Archive for category Programming

Enterprise Data Integration: The State of the Art

Recently I had to get up to speed on Cast Iron data integration solutions, now part of IBM. I have to admit, I went into it a bit pessimistic about the very notion of “point-and-click programming.” The basic value proposition of Cast Iron is to make it easy to move enterprise data from one place to another, for example, synchronize an Oracle database of accounts and customers with your Salesforce.com database.

cast-iron-diagram

You do this by creating Projects with Orchestrations which are made up of Activities that talk to and listen to Endpoints like HTTP, FTP, SMTP, Database. Most Activities can map and transform data before passing control to the next Activity. There are also control flow Activities like If/Then, Do/While and Try/Catch. This kind of visual activity building isn’t unique to Cast Iron of course, and it makes pretty pictures. The diagram component used in Cast Iron Studio, a Java desktop app, is quite nice to work with.

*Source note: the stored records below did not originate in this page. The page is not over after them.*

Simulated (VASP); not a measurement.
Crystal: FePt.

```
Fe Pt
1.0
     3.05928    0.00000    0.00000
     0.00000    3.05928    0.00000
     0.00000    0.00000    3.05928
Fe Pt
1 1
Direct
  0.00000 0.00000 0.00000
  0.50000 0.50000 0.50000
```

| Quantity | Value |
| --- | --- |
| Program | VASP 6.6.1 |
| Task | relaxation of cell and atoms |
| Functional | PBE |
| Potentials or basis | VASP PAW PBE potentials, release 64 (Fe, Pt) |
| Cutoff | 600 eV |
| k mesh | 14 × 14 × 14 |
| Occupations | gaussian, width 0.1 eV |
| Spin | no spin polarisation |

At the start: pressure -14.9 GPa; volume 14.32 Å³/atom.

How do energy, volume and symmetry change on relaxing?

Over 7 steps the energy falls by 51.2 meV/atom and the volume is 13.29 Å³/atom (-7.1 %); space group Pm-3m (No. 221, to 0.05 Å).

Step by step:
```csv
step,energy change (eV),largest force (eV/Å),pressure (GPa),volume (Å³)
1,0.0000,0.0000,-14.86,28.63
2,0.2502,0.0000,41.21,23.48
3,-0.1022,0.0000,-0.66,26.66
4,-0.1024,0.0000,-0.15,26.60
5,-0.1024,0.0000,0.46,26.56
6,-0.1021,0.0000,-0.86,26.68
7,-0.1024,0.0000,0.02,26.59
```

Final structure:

Within Activity blocks you can map data by dragging and dropping:

cast-iron-map

I learned that the mapping interface is essentially an XSLT generator. When you peek a bit under the covers of Cast Iron, you’ll discover that it’s all about converting data to XML representations, building XSLTs and converting XML back to database calls or strings or whatever your end point needs. But Cast Iron hides all that from you, mostly. Once you’ve built your Orchestration and debugged it to your satisfaction, there’s a server (“appliance”) that you can push the Project to, and it’ll host the whole thing. Or you can have Cast Iron host it for you in “the cloud.”

It’s all actually very neat once it comes together and works. And it’s true, for basic data integrations no programming is required, and you can just point-and-click your way to data integration nirvana. Sounds easy right?

Reflecting on this technology, I’m struck by one thing: data integration is still hard.

We had a small but diverse group in the training session. Most participants introduced themselves as developers or systems analysts. But even with a lot of hand holding and a very knowledgeable and effective instructor, these fairly basic exercises often proved challenging to people. At various points, each person got stuck and needed help to get unstuck. Plus these exercises seemed nowhere near the level of complexity real world data integrations would have.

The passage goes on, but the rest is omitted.